'It was fantastic filming in Cork': Swing Bout film punches above its weight

Sinéad O'Riordan and Ciara Berkeley star in Swing Bout.
Páirc Uí Chaoimh is ready for its close-up in Swing Bout, a new Irish drama set backstage at a major boxing event.
The home of Cork GAA is doubling up for a boxing stadium in the new movie - and for the filmmakers behind it, the Páirc proved to be a godsend, featuring as the primary location in the film.
“I built a production model that was going to be localised to a few specific locations,” says the film’s writer-director Maurice O’Carroll. “We needed a corridor, a dressing room, a media room - basically what you'd see underneath the stadium. It was a clever production model and we thought it would be cheap to make, but we found it was becoming very difficult.”
On approaching stadium bosses to enquire about the possible use of a location, they were given the green light to film the movie there, negating the need to build elaborate sets.
“We went to Páirc Uí Chaoimh to see if we could use one of their corridors and they were so brilliant to us,” says the filmmaker. “They said we could use the stadium in January. There was a 21-day window where we could have access. It was an incredible experience. We can't speak highly enough of Páirc Uí Chaoimh. It was fantastic filming in Cork, a lot of goodwill as well.”
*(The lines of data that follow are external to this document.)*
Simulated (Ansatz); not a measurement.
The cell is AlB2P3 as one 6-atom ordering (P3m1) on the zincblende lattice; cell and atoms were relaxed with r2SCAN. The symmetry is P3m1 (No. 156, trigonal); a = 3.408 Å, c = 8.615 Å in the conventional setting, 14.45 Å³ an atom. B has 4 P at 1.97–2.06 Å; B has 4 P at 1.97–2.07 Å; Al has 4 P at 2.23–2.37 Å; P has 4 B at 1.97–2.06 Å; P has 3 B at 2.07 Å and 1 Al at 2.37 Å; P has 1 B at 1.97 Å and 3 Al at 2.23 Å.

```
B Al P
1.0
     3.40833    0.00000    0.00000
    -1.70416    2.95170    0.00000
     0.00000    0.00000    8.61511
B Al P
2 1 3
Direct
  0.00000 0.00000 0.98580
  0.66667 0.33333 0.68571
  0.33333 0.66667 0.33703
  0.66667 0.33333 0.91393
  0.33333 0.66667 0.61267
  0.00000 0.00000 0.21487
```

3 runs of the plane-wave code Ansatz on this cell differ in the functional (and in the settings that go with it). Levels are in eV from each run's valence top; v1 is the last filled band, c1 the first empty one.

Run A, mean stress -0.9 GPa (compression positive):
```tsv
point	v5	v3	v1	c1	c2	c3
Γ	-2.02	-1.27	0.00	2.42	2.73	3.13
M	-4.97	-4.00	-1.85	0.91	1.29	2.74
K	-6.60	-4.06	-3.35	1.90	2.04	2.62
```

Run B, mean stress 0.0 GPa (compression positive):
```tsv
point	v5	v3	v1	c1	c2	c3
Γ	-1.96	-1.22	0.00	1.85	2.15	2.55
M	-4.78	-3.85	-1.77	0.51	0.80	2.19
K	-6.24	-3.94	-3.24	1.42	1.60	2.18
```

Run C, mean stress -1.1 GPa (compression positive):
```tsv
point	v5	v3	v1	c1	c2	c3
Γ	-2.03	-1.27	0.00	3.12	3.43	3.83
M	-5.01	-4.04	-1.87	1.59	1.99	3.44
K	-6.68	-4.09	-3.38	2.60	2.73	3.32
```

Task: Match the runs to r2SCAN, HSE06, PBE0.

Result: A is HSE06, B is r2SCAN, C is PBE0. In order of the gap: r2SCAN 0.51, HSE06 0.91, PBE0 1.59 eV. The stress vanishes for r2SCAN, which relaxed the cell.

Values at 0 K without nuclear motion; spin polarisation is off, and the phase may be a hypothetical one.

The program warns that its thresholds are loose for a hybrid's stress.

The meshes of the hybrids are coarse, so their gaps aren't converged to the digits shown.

Swing Bout, a drama-thriller set backstage at a major boxing event, follows Toni Gale's (Ciara Berkeley) journey from the dressing room to her ring walk in a night of deceit, betrayal, and life-altering decisions.
The young boxer has dreams of becoming a world champ - but as she battles for the chance to land on a major card, she becomes tangled in a game of corruption involving the sport’s promoters. The film marks the second feature from O’Carroll, working with producer and actor Sinéad O’Riordan, from Ballyphehane.
Swing Bout feels like a breakthrough role for Ciara Berkeley, compelling as the young boxing protagonist at the heart of the film.
“What it was that attracted me to her was this immense inner life going on behind her performance that stood out above everyone else. She wasn't just playing a boxer and the lead character in the film, it's all about her inner life, and we needed someone that could portray that,” says O’Carroll.
“The minute we called action, she turned into a monster walking down the corridor, and the director of photography looked at me and showed me his arm, and he had goosebumps going up his arm, and he said: ‘I could film her all day long’.”
It’s Berkeley’s first major feature, following her theatre work and a supporting role in TV hit Normal People. It was inspiring, she says, to be part of such a big show, which kickstarted the careers of co-stars including Paul Mescal and Daisy Edgar-Jones.

“It was such an amazing experience being with so many other Irish actors, all starting off on this massive book everyone is obsessed with, and now it's being turned into a massive TV show. Some of the talent attached to it were still kind of unknown, but it had so much potential.”
Berkeley’s Irish family moved to the UK in the 1980s, and the actor moved here and has been based here since 2017. “After moving to Dublin, and seeing the amazing explosion of screen acting over here, drawing on the legacy of shows like Game of Thrones being filmed here and building on it by more Irish stories written by Irish people starring Irish people, I fell into screen acting and fell in love with it at the same time. I did a couple of acting courses with [casting agent] Louise Kiley, and that’s how the Normal People role came about.”
Both Berkeley and O’Riordan prepared for their roles by training in a gym with fellow actor and boxer Terry O’Neill. “It was really tough at first because I think we both felt not boxer-y at all,” says Berkeley. “It was a really cold night in October, and it was just full of these massive guys, all beating the crap out of each other.
“We were like: ‘This is crazy. I don't know how we're going to do this’, but Terry was brilliant. And then we had quite intense one-on-one sessions where he was teaching Sinead how to play a coach, and then me how to box with a coach, and also shadow box at the same time, which is weirdly even harder than learning how to box.”